MATHEMATICS

A. L. TEPTIN

ON THE BEHAVIOR OF THE GREEN FUNCTION OF A MULTIPOINT LINEAR DIFFERENCE BOUNDARY-VALUE PROBLEM

(Presented by Academician S. L. Sobolev on 26 V 1962)

In recent years a number of reports at the Izhevsk Mathematical Seminar were devoted to the question of the behavior of the Green function of certain boundary-value problems for differential and difference equations. Knowing the behavior of the Green function for the corresponding linear boundary-value problem, one can establish theorems of the type of S. A. Chaplygin’s theorem on differential inequalities \((^1)\). Linear theorems, in turn, make it possible to obtain, for certain nonlinear boundary-value problems, existence theorems and estimates of solutions, if one uses the general ideas of the works \((^2,{}^3)\).
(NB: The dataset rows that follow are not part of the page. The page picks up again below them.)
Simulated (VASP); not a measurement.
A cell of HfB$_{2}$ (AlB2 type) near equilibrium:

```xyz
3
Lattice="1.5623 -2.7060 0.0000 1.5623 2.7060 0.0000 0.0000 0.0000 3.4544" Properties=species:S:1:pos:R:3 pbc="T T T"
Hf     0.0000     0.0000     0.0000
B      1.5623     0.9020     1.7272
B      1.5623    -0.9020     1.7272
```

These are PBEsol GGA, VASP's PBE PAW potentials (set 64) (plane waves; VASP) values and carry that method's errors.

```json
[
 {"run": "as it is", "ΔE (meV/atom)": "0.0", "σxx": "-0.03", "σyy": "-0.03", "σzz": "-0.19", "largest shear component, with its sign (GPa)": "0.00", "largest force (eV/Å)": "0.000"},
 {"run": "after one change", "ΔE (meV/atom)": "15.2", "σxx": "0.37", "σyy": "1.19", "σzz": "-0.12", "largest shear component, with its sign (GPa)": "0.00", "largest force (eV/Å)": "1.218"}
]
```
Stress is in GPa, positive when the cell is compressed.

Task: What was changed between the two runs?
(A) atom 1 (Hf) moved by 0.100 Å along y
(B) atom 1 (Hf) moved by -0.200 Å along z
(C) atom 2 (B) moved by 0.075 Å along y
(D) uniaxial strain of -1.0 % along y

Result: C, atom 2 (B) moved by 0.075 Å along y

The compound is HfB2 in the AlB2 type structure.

In the works \((^4,{}^5)\) the question of the sign of the Green function of a two-point boundary-value problem for a second-order difference equation was considered.

In the present note, Maman’s theory \((^6)\) is carried over to difference equations, and on the basis of the results obtained the behavior of the Green function of the \(n\)-point difference boundary-value problem is investigated

\[ \mathcal{L}'[u]\equiv u(x+n)+\sum_{k=0}^{n-1} p_k(x)u(x+k)=\varphi(x), \]

\[ u(x_i)=a_i \qquad (i=1,\ldots,n) \tag{1} \]

\((x_i\) are integers, \(0=x_1<x_2<\cdots<x_n=r\); \(a_i\) are given numbers), where the functions \(\varphi(x)\) and \(p_k(x)\) \((k=0,1,\ldots,n-1)\) are defined for \(x=0,1,\ldots,r-n\).

Here, by the Green function of problem (1) we mean the function \(G(x,s)\), defined for \(x=0,1,\ldots,r;\ s=0,1,\ldots,r-n\), and, for any fixed \(s\), satisfying the boundary-value problem:

\[ \mathcal{L}[G]=\delta_{x,s}\quad (\delta_{x,s}=0\ \text{for }x\ne s,\ \delta_{s,s}=1), \]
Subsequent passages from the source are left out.